Designing clothes for kids

By Sacha Harwood

Mallory Xavier
Mallory Xavier

Designer Mallory Xavier didn't anticipate designing children's wear but when her daughter Coco arrived she realised there was a gap in the market she could fill.

A Wintec graduate with a Diploma in Fashion Design and Practice, she has strong ambitions for her self-titled vintage children's wear business which she started in 2012.

"I knew I wanted to do fashion and design but when I was studying I hadn't considered having children. I needed Coco to come along for me to understand children and their specific needs for clothing.

"I found clothing when she was a baby that I liked, then she hit the toddler age and all the clothes were mini adult clothes and it's not really me.

"I like that childhood innocence about what she's wearing. It was about making something that was good occasion wear but also a kid could climb a tree and not ruin it."

Coco is a mini model for the lines. "She loves it. She likes new things and trying things on, she's very much a girly girl, so everyday she'll be getting called in to check fit - my little in-house fit model."

For Mallory, running a business was a learning curve and says it was wise to start out small, especially as she does everything from the original concept to the finish product.

"Every night I am in my work room. During the day, I'll be doing pattern making or cutting. I can't get any sewing done with Coco around. I'm always doing it in some way or another; if I need to get out and do something we'll go fabric shopping.

"We went walking yesterday, so we were location scouting."
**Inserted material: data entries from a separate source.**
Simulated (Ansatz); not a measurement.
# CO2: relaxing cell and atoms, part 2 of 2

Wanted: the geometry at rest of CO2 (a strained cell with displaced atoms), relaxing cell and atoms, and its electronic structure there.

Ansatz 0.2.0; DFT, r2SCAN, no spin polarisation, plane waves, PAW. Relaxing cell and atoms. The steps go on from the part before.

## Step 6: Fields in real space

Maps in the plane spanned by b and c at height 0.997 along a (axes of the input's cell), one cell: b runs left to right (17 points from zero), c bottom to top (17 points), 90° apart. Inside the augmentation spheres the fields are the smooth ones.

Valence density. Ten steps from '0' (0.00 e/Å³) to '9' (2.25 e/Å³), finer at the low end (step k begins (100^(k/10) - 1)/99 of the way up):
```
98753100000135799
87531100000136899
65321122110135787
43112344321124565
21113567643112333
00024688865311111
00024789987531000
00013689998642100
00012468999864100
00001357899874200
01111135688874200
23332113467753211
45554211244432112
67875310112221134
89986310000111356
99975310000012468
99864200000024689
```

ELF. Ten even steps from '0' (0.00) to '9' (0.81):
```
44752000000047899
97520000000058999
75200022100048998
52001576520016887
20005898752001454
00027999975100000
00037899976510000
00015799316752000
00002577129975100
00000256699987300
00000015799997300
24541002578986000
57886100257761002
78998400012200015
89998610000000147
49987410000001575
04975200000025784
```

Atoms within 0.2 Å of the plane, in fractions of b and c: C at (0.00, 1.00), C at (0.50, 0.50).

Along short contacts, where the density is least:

Mallory found one of her biggest struggles was getting her name in the market. "I found it difficult being predominantly web-based, getting people really looking at the brand and taking that leap because it isn't tactile.

"I do quite a few markets and they seem to be great for word of mouth. People coming to a market have generally been looking at an item of clothing online and they will touch it and go away and think about it."

Mallory's next collection will debut in March. She makes sizes 1-4 but plans to extend her line down to six months and up to age eight.

Though Mallory aims for her business to bring in the majority of her income, she now works two days a week as a design assistant for Annah Stretton, one of New Zealand's leading fashion designers.

Mallory says the experience she's gaining from working in a team under the direction of Stretton and her head designer is a "dream come true".